Wild Women: Photographers of the 1920s California Desert
From 1926 to 1935, Susie Keef Smith was the postmaster in Mecca, California. An aspiring photographer, she spent much of her time at the post office admiring the popular picture postcards. In her free time, she trekked through remote desert areas with her Graflex camera to make and sell her own postcards. Smith was accompanied by her cousin Lulu Mae Graves, who had come to California from Tennessee to escape a troubled home life. Together they traveled unchaperoned by foot, burro, and Ford model T to places like the Salton Sea, Desert Hot Springs, and Mecca Mud Hills. Their photographs show a unique cast of characters working in the area including prospectors and surveyors, as well as the stunning desert landscape with its unique rock formations. Sometimes photographing each other, the women embody the spirit of the region, adventuring into new terrain wearing men’s clothes and cowboy hats, handling guns, kingsnakes, and cameras.
Roughly fifty years later in 1988, a large sack of old photo albums was dropped on the desk of archaeologist and historian Ron May. The environmental management specialist reviewed archaeology and history reports for San Diego County, but was occasionally asked by the Office of the Public Administrator to evaluate historic items from unclaimed estates. May looked through the albums that would later be identified as the scrapbooks of Smith and Graves and knew he had something special on his hands. His colleague who had shown him the albums mentioned that she had recovered them from the dumpster outside the Public Administrator’s and that there were many more still there. May, curiosity piqued, climbed into the dumpster to rescue the photographs among rotting food and newspapers.

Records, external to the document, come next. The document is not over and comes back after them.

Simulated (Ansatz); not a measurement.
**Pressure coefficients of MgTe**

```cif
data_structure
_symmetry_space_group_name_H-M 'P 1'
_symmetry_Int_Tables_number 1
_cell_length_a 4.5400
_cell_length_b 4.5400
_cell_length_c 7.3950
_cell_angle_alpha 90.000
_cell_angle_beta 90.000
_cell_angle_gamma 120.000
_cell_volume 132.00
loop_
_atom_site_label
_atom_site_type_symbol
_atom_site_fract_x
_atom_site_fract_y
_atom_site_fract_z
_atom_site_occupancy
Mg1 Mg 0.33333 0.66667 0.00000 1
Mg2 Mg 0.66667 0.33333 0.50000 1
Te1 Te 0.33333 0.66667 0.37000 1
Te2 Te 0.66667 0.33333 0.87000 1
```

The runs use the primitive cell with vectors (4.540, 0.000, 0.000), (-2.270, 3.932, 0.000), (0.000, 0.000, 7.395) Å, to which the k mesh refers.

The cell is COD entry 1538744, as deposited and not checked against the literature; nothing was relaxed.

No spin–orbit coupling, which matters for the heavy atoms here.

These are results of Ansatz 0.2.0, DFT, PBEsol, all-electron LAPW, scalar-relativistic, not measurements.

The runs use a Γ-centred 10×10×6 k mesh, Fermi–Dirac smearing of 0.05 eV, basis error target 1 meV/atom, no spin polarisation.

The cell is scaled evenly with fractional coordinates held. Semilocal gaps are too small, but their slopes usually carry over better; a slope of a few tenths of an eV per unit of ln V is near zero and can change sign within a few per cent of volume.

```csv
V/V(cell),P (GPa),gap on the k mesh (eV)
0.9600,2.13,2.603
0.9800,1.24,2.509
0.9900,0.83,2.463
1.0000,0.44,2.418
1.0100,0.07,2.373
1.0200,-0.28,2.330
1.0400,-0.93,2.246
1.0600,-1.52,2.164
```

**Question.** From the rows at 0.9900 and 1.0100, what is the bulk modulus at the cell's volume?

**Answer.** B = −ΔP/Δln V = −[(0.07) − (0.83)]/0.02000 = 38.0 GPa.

After careful review, May determined the photographer was Susie Keef Smith who had died that year (1988), leaving behind her extraordinary photographs and those of her cousin. Smith and Graves had documented an early era in Southern California’s Corn Springs from 1910-1920, an era for which historians have little primary source material. Each crumbling, black leather books combined the two women’s photographs so that it was difficult to determine which photographer made which images. These photographs, along with the artist’s portraits and photographs of prospectors, surveyors, and even a human skeleton found in the dirt, have made their way into historical archives published as a book titled Postcards from Mecca, The California Desert Photographs of Susie Keef Smith and Lula Mae Graves, 1916-1936. The book is edited by Graves’s grandson, Warner Graves III, and published by the Mojave Desert Heritage and Cultural Association.